Paul Walker Death: Officials Rule Out Mechanical Problems With Porsche

Paul Walker Investigation Rules Out Mechanical problems with Porsche

The investigation into actor Paul Walker’s death has led authorities to conclude there were no mechanical problems with the Porsche he and friend Roger Rodas were killed in.

Moreover, the examination of the scene of the accident reveals there was no debris or objects on the road that would have caused the vehicle to crash into a light pole and tree.

An official close to the investigation, who spoke anonymously as he is not authorized to reveal details of the ongoing probe, said police are looking at speed as the main cause of the crash.

“We’re looking at speed and speed alone,” the law enforcement official told the Associated Press.

The fatal crash that killed Paul Walker on November 30 left Hollywood and especially the popular Fast And Furious franchise fans’ in shock at the loss of one of its main stars.

Roger Rodas, 38, and Paul Walker co-owned an auto racing team, and Rodas had competed in 10 Pirelli World Challenge GTS races this year.

Los Angeles County Sheriff’s Department has recovered three black boxes from the badly mangled car, which burst into flames upon impact.

Investigators have also determined the approximate speed the car was traveling at the time of the crash, but will not release it until Porsche engineers arrive in California next month to help decipher the data.

Speed is calculated through a formula that uses factors such as the arc of tire marks from the scene and how well the tires would grip the roadway, said Chris Kauderer, chairman of the California Association of Accident Reconstruction Specialists.

Immediately following the accident, police suspected speed was a factor in the crash that left Paul Walker and his friend dead. Nothing further was added in the statement on Wednesday.

The car Paul Walker died in was a 2005 Porsche Carrera GT, which experts say is notoriously difficult to handle.

If the data contained in the boxes recovered is usable, investigators will be able to determine the speed the car was traveling, whether seat belts were fastened, air bags deployed, and if Rodas hit the brakes before impact.

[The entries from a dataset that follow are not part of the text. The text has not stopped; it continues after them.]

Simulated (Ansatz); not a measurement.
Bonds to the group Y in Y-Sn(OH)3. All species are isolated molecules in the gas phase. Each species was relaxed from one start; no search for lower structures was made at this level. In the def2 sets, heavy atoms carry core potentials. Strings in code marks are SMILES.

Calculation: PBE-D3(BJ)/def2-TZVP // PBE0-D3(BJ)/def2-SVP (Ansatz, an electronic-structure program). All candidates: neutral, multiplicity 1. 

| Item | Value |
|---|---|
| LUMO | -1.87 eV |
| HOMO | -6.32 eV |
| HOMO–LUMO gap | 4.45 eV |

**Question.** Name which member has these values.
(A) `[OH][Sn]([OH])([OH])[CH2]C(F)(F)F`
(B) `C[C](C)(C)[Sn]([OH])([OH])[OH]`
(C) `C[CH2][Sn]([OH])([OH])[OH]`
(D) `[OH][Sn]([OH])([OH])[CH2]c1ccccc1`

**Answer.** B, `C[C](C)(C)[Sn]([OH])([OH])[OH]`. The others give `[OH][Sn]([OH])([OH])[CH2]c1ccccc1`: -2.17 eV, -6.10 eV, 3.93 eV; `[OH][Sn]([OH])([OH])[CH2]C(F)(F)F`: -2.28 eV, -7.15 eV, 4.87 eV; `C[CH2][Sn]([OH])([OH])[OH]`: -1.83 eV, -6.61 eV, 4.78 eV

Investigators into Paul Walker’s deadly accident are also working with the California Highway Patrol accident reconstruction specialists, who examined the brakes and established that at least one of the tires was made in 2004.

“They were well out of the curve when they lost control,” an official told the AP.

Paul Walker was 40-years-old at the time of his death and was scheduled to resume filming Fast And Furious 7 this month. No details have been released by Universal Studios about the future of the film, only that it will go on as a tribute to the late star.